Bankruptcy Law Changes
Back in 2005, there were several important changes to the laws governing the bankruptcy process. That was good news for the credit card industry, which had been pushing for tougher bankruptcy laws for nearly ten years.
For many families, filing for bankruptcy is a difficult and painful decision. There is also a misconception that filers are oftentimes wealthy families looking to beat the system. According to a report of 2011 bankruptcies in the United States published by the Office of Judges Programs Statistics Division, the average filer earns less than $31,000 a year. Unfortunately, these same individuals reported annual expenses of nearly $34,000.
The rush to file before these tougher laws were put in place was short-lived. According to the Census Bureaus' 2012 Statistical Abstract, in the four years leading up to the change in bankruptcy law, there was an average of 1,170,000 filings annually. The table below shows the total number of filings since 2007 through 2019:
Source: U.S. Bankruptcy Courts
Modifications to Bankruptcy Law
There were six important changes to the existing bankruptcy law that affected both individuals and businesses. The categories of these changes include:
- Eligibility for Bankruptcy: it is now more difficult for individuals to file for Chapter 7 bankruptcy.
- Proof of Income: federal income tax returns are now used as proof of income, and the information is supplied by the IRS.
- Chapter 13 Bankruptcy: as more individuals are excluded from Chapter 7, there will be a migration to Chapter 13 filings, which require setting up repayment plans.

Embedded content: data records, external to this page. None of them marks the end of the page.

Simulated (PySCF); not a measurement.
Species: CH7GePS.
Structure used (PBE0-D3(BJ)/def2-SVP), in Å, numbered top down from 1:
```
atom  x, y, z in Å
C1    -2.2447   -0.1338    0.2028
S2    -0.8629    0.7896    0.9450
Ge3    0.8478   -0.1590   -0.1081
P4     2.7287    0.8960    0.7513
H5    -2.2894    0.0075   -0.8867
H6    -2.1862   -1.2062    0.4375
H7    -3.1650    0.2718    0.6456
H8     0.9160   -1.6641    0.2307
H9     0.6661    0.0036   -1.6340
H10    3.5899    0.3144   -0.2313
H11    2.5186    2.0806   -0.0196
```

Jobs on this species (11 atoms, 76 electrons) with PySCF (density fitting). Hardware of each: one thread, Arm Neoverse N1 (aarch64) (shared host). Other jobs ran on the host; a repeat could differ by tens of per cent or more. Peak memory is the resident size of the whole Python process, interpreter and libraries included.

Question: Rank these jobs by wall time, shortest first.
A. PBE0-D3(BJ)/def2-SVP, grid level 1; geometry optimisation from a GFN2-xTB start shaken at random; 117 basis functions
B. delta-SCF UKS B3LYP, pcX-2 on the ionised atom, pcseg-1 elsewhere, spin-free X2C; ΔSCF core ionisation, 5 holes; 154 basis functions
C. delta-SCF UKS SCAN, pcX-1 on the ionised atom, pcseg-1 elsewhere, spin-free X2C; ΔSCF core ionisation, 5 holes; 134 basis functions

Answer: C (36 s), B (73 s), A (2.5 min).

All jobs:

- Credit Counseling: credit counseling is now mandatory for individuals declaring bankruptcy.
- Child Support and Alimony: money going towards the payment of child support and / or alimony is now prioritized.
- Automatic Stay Protections: declaring bankruptcy is no longer a guarantee of protection against creditors.
Eligibility for Chapter 7 Bankruptcy
Under the new law, certain individuals are prohibited from filing for Chapter 7 bankruptcy. Specifically, individuals whose income is above the state median and who can afford to pay $100 per month to creditors can no longer file for Chapter 7. The determination as to whether or not the individual can afford to pay $100 or more a month will be calculated using Internal Revenue Service rules as a guide as to what constitutes reasonable expenses.
Tax Returns Used as Proof of Income
The IRS will also take a lead role when determining sources of income. That's because the new bankruptcy law requires the use of federal tax returns as proof of income. That's true whether the person is filing for Chapter 7 or Chapter 13. If the filer did not pay federal taxes in the prior tax year, they need to file a return before declaring bankruptcy.
Bankruptcy Filings under Chapter 13
Since many filers are no longer eligible for Chapter 7, they must file for Chapter 13 bankruptcy instead. The primary difference between Chapter 7 and 13 is that Chapter 13 requires the debtor to enter into a multi-year repayment plan that is based on an expense-to-income formula. This means mandatory payments are made to creditors under Chapter 13.
The new law also requires mandatory credit counseling using a government approved program. The purpose of using a credit counselor is to equip the filer with the basics of home budgeting, personal finance, or economics. Credit counseling must take place before individuals file for bankruptcy, while debtor education must take place after filing.
Unpaid Child Support and Alimony
Prior bankruptcy law prescribed a repayment system that was based on standardized calculations, allowing for debtors to pay off money owed creditors first. Under the new law, repayment priority places families owed child support and alimony at the top of the list. That means family members now get paid before credit card companies or other lending institutions.
Automatic Stay Protections
Under prior law, individuals filing for bankruptcy were protected against creditors and debt collectors until after their proceeding. Under the current law, filers are no longer protected against possible eviction, driver's license suspension, as well as child support and divorce proceedings.